Saturday, February 13, 2010

I've completed week 6!



I didn't want to jinx myself so I had decided I wouldn't blog about this topic until I reached week 6. Well, i'm going on week 7 of faithful exercising! Whoo hoo!

I joined a gym in Abbeville and have been going 5 to 6 days a week for 6 weeks now! I'm so darn proud of myself and have really noticed a difference in muscle mass and I can finally keep up with Josh when we go on our 3 mile hikes through the woods. :) It feels awesome to be in shape and I enjoy the heck out of going to the gym. I go every day during the week from 12 to 1 and always look forward to it. It's my escape from the stress of daily work life. I finally stuck with something and its paying off. I am my own motivator!

I've downloaded some great motivational upbeat tunes to listen to and let me tell you, good music makes all the difference! From Fergie to Britney, Pussycat Dolls to Kesha and Lady Gaga to Lasgo, these artists get me through it.

Another big motivator besides the music, Robert Kennedy's Oxygen magazine! They have great tips when it comes to foods and exercises. It was definitely my biggest inspiration to start building my healthy body.

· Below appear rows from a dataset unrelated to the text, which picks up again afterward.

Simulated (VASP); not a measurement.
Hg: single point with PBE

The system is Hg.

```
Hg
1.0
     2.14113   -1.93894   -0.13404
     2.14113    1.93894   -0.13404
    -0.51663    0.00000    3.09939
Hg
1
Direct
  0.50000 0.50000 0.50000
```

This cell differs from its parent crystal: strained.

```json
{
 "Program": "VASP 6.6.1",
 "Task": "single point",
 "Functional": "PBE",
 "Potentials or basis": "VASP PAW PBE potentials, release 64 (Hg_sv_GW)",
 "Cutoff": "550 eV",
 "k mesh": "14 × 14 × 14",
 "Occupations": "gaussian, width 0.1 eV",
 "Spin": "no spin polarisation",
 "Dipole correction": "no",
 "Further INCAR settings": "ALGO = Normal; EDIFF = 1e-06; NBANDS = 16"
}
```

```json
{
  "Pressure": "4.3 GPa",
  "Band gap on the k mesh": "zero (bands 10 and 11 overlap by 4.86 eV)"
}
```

They always end the magazine with "Exhale" which is a motivational quote that I stick on the fridge to remind myself to stick with it!

Happy exercising!

Wednesday, February 3, 2010

My little man is gone...


...along with a piece of my heart.

Monkey had been missing for 2 weeks. Yesterday morning I woke up from a terrible nightmare about him being hurt and not being able to find me. I told Josh that I sure wished that I knew whether he was ok or not and that the worry was making me sick. That's when I walked up to him and asked "Do you know where Monkey is?" He calmly shook his head yes and I knew then that Monkey was not ok. I asked him if Monkey was dead and he shook his head yes again.

He died two weeks prior and Josh did not have the heart to tell me. He was hit by a car.

I've only cried 4 times today. Yesterday I thought I was going to have a heart attack from emptiness I felt. He was my baby boy, Sian's little brother. We loved him so much.



I can only hope that what they say about Rainbow Bridge is true...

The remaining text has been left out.